Jessica Biel
In the ensemble drama of Home of the Brave, Jessica Biel plays Iraq war veteran Vanessa Price, who comes home with an amputated hand. Her struggle to adjust to life with a disability and rifts with her loved ones reflects many veterans' current experiences.
Interview: Jessica Biel Talks Home of the Brave
"I think everybody just felt like we knew we were making something important," she said. "I didn't know what it was going to turn out to be like. I didn't know about anybody else's performance. All I knew was what I was doing every day and how I felt and it just kind of felt like an excitement, a little bit of a thrilling experience because we were doing something really poignant and very timely and really, honestly, kind of important to show this aspect and this side of war. So yeah, we kind of felt it. We felt it but it's also just work and thinking a lot about character and about performance and so we really focused on that usually. I definitely felt it but I didn't concentrate on it. I just was really just trying to do the best performance I could."

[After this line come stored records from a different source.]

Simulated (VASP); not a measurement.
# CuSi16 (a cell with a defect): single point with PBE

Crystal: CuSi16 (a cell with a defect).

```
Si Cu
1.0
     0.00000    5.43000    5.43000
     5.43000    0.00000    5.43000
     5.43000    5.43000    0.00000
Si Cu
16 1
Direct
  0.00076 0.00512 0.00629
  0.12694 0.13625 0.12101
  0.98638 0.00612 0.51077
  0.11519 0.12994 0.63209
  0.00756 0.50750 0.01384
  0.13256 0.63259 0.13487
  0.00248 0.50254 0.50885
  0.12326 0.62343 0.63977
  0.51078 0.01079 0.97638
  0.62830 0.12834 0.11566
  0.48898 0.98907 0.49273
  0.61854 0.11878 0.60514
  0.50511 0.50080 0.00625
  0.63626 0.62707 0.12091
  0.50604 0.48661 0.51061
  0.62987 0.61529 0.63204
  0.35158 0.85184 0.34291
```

That said, it is not a message movie. "I think it was really important to avoid the politics. I feel like we see a lot of war films with politics, and I just didn't really care that much to do a movie about that. I was really interested in watching people, broken people, people who experienced such traumas, coming back into this normal kind of society and dealing with it. I was interested in seeing vulnerable men, vulnerable soldiers breaking down and trying to figure out if they want to go back, if they don't want to go back, their lives, their families. I was interested in that struggle, not about, 'Is the war right?' and 'Is the war wrong?' and 'Should we be there or should we not be there?'"
In the combat scene that wounds her character, Biel is not the kick ass chick we've seen in Blade or Texas Chainsaw Massacre. "I thought a lot about that because I was trying to bring a balance of okay, she's trained, she's very smart and able and strong, but this is a situation that she could never prepare for. She's a woman. How would I feel? How would I really feel? What would I do? Would I be calm and cool and collected or would I be freaking out? Probably be freaking out and trying to maintain protocol so that was the dynamic that I was trying to show in there, that these are people. Yes, they're trained to kill and trained to protect and provide but when you take all the guns and fatigues away, we're talking about like 19-20 year old people, young kids. Just kids."
Biel wore a glove over her hand that restricted her movement the way having a prosthetic limb might. "Wearing it just sort of helped it along, helped everything, kind of like stepping into the corset for The Illusionist. It was like boom, once it was on, I was there, I was transported. Once this hand was on, it was like okay, I'm here. I'm this person again. It was so helpful for me. I wore it around on set every day, pretty much all day long. But I didn't want to wear it too much because I didn't want to be comfortable with it."
Vanessa finally manages to relate to a man as a lover, despite her self-consciousness over the prosthetic. Their love scene represented her catharsis in the film, where the pair laugh over the awkwardness of stripping each other with only three hands between them.
"There isn't really a moment where she like 'breaks down' breaks down. It could have been at the moment when she's unbuttoning the clothes, and it could have just been this total like release. But she wasn't emotionally ready for that yet. So I felt like it either had to be just tears, or it had to be laughter. And I just kind of came up with this idea. And also there was so much passion. She probably hasn't been touched in maybe a year. Maybe eight, nine months, and this man finally doesn't care. He wants to know, he's going to ask her straight out, 'Well what happened? Tell me.' Which blows her mind, that this guy is just going to ask her about it and not think that she's a freak and not look at her that way. So that's kind of how that happened. It's just one of my favorite scenes in the movie, too."
If this drama connects with Hollywood, it could bring Biel her first Oscar nomination. She's trying not to think about that. "You know, you get excited about it, and yeah, privately you give this speech and everything, but you really think, 'Whatever. If I win, amazing.' I mean, I can't even believe if that would happen. That would be incredible. Is that the goal for my work? I must win an award? No. You do think about it, but you don't harp on it, because it just sort of feels so untouchable and so unrealistic. I don't know why, it just does. You just feel like there's no way you'd win, so whatever, you just laugh about it and have a good time. But I think you would be lying to say you don't fantasize about it. I mean, you know, if you're an athlete, I'm sure you'd fantasize about, I don't know, winning some huge thing. Or, you know what I mean. I don't know."
Home of the Brave has a limited release this Friday.